From Figure 10 and Table 8, it can be seen that the economic-condition-constrained type is mainly concentrated in Southwest China, and most are state-designated poverty counties. The resource-abundance-constrained type is mainly located in most areas of the North and Northeast, while most of the Northwest area is restricted by both economic conditions and resource abundance. Many counties in Tibet, Qinghai, Xinjiang, and Sichuan are located in mountainous areas and plateaus, belonging to contiguous poverty-stricken areas. Multidimensional poverty in these regions is strongly influenced by geographical location. At the same time, it is also affected by economic conditions and natural resource abundance. The east is the concentrated area of China’s developed counties, and the six factors generally perform well, but there are still some factors that need improvement.

5. Discussion

5.1. The Diverse Patterns of the Spatial Distribution of Multidimensional Poverty

The analysis of multidimensional poverty reveals the spatiotemporal heterogeneity of poverty. The Heihe–Tengchong Line is an important dividing line for population density and is regarded as the dividing line of urbanization level and GDP [43]. Figure 4 shows counties with a high CMPI are on both sides of the Heihe–Tengchong Line but are more distributed in the western region on the left. It further reveals the spatial heterogeneity of the CMPI. As the analysis on Figure 4 shows, counties with higher multidimensional poverty are concentrated in Northwest and Southwest China, while counties with lower levels are located in the eastern and coastal areas. Specifically, high values of the CMPI are mainly distributed in the provinces of Tibet, Gansu, Qinghai, Southern Xinjiang, and Western Sichuan, which generally belong to mountainous, plateau, and hilly areas with low GDP, a relatively harsh natural environment, and weak infrastructure. Many areas were once state-designated poverty counties and were in a disadvantaged position in terms of geographic location, resource endowment, and socioeconomic capital. Counties with low values of the CMPI are mainly located in some counties and important cities in provinces such as Jiangsu, Shanghai, Northern Zhejiang, Central Hubei, and Southern Guangdong. These regions have relatively developed economies and can provide good employment services and political, geographic, social, and financial capital to improve living and production conditions. Our findings show that resource endowments and geographical barriers will restrict or hinder regional development.

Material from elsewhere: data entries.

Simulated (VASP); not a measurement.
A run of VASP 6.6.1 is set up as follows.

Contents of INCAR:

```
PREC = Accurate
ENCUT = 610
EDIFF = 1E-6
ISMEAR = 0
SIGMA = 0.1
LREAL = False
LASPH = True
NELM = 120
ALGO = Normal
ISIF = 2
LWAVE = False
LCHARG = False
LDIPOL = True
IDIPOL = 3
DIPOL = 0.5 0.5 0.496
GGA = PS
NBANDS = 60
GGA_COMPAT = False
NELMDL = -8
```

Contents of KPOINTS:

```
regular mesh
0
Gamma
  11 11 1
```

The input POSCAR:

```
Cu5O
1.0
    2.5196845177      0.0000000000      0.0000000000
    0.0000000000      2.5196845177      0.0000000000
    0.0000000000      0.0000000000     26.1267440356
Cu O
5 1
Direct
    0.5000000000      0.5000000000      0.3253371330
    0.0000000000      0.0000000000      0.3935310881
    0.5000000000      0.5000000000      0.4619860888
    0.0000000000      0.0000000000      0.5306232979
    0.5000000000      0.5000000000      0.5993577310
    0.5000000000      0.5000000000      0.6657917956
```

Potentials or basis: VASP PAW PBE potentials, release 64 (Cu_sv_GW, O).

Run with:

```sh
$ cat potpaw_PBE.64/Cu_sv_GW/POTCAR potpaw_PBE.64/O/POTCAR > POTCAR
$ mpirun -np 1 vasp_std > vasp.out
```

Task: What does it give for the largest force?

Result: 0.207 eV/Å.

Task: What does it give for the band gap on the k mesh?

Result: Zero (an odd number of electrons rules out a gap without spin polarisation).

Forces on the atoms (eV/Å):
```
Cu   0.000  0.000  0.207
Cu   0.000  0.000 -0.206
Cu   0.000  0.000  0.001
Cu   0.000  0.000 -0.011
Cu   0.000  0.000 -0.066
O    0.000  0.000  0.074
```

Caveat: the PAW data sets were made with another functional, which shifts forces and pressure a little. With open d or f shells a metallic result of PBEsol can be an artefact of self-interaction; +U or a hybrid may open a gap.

Figure 5 and Table 6 reveal obvious spatiotemporal dynamics of multidimensional poverty from 2000 to 2015. From the spatial pattern perspective, the multidimensional poverty level in China’s counties continuously increased before 2010, while 93.76% of the areas have been significantly alleviated after 2015. Table 6 also shows that before 2010, the proportion of counties with an increased CMPI between state-designated poverty counties and non-state-designated poverty counties continued to increase, but in 2015 it showed a significant decrease. We speculate that this may have been caused by the following factors. China was in a critical period of economic development before 2010, but the rapid development of society brought various problems. At that time, no precise policy was formulated on the issue of poverty. After 2013, the government launched targeted poverty alleviation policies, aiming to lift the poor out of poverty by 2020. To achieve this goal, the government formulated a series of master plans and arrangements, such as industry poverty alleviation, vocational education and training, microfinance, relocating the poor, social security, etc., to alleviate overall regional poverty. As a result, China’s rural poor population has been significantly reduced; the incidence of poverty has also continued to decline; the production and living conditions of peasants in poverty-stricken areas have been improved [8]. Thus, multidimensional poverty has also begun to decrease. This finding shows that China’s targeted poverty alleviation policies worked well in regional poverty reduction and regional development.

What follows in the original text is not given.